Ruen Brothers create neo-noir Western gold with their upcoming album Ten Paces, their third full-length and first on Yep Roc Records.
“We aimed to create something cinematic and personal, an album that takes listeners out of their world and into the West, like Marty Robbins’ Gunfighter Ballads and Trail Songs does,” says Rupert.
A Western record may seem out-of-place for two British brothers (Rupert and Henry Stansall) raised thousands of miles from the desert landscape from which they draw. However, their hometown of Scunthorpe, England offers more similarities than you might expect.
An industrial steel town, Scunthorpe sits amid the vast farmlands of Northeast England. “We tended to horses and often got stuck behind a tractor on the way to school,” recalls Henry. “Mum would play American western films as Rupert fingerpicked a nylon string guitar and I practiced my Howard Keel impersonation,” he laughs.
This upbringing gave them the confidence to embrace their love of the genre through this album, having first hand knowledge of saddling up, strumming guitars and spending hours and hours in fields, bars and barns in the middle of nowhere.
The experiences combine with the Brothers’ technical prowess – Rupert is a classically trained guitarist; Henry, a choir-trained tenor with a dynamic four-octave range – to create a tour-de-force album that both glorifies and modernizes the Western genre.
In addition to ten spectacular tracks, Ruen Brothers have created slick, noiresque images and videos inspired by mid-century films like ‘The Night of the Hunter’ to further immerse the audience in their romantic, haunting vision.

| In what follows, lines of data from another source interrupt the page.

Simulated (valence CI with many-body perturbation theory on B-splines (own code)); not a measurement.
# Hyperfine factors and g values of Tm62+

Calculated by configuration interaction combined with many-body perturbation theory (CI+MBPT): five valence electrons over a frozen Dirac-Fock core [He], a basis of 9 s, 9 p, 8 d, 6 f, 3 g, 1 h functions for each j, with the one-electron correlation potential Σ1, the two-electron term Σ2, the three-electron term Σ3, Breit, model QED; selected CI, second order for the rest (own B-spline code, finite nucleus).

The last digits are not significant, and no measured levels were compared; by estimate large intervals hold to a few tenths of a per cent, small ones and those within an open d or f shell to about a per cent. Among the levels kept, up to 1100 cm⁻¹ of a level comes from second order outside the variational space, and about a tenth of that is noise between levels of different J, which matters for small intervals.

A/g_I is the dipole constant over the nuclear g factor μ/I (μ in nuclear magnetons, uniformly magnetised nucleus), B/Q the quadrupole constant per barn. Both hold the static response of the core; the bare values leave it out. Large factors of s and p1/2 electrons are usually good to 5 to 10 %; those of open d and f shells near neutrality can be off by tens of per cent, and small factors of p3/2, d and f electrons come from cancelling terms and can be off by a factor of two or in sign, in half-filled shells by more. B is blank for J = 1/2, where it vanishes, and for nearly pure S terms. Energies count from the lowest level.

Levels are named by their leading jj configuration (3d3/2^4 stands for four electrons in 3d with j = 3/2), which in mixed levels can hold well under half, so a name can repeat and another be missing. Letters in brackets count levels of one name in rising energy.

Ten Paces was also produced by Rupert who developed the skill after receiving a four-track cassette recorder on his tenth birthday. He’s helmed many Ruen Brothers singles to date including their first UK radio hit “Aces,” and their 2021 album ULTRAMODERN. Ten Paces further showcases his astounding technical ability as he deftly manages to preserve the quality and authenticity of early recording gear and techniques, while achieving a uniquely modern sound.
More still, Ruen Brothers had the hurdle of writing and recording Ten Paces while living on opposite coasts. Rupert would craft the base of the recordings from Los Angeles then send them to Henry to lay down acoustic guitar and vocals in Brooklyn.
Henry often recorded hundreds of vocal takes to get the delivery and emotion just right for each song. “My approach to the vocal delivery on Ten Paces differs from that of previous records,” Henry shares. “I sang much of the album in a lower octave register than usual to create a grounded and conversational feel, true to the laconic, hard boiled characters of the West.” This lower register – apparent in upcoming single “The Fear” – also reflects his years of covering Johnny Cash songs in their British pub days.
Another vocal method Henry used in Ten Paces was “jumping between octaves” in songs where emotions are highest. His love for Orbison and extensive training helped him achieve that balance of power and delicacy in ballads like “Bullet Blues” and “The Good Surely Die.”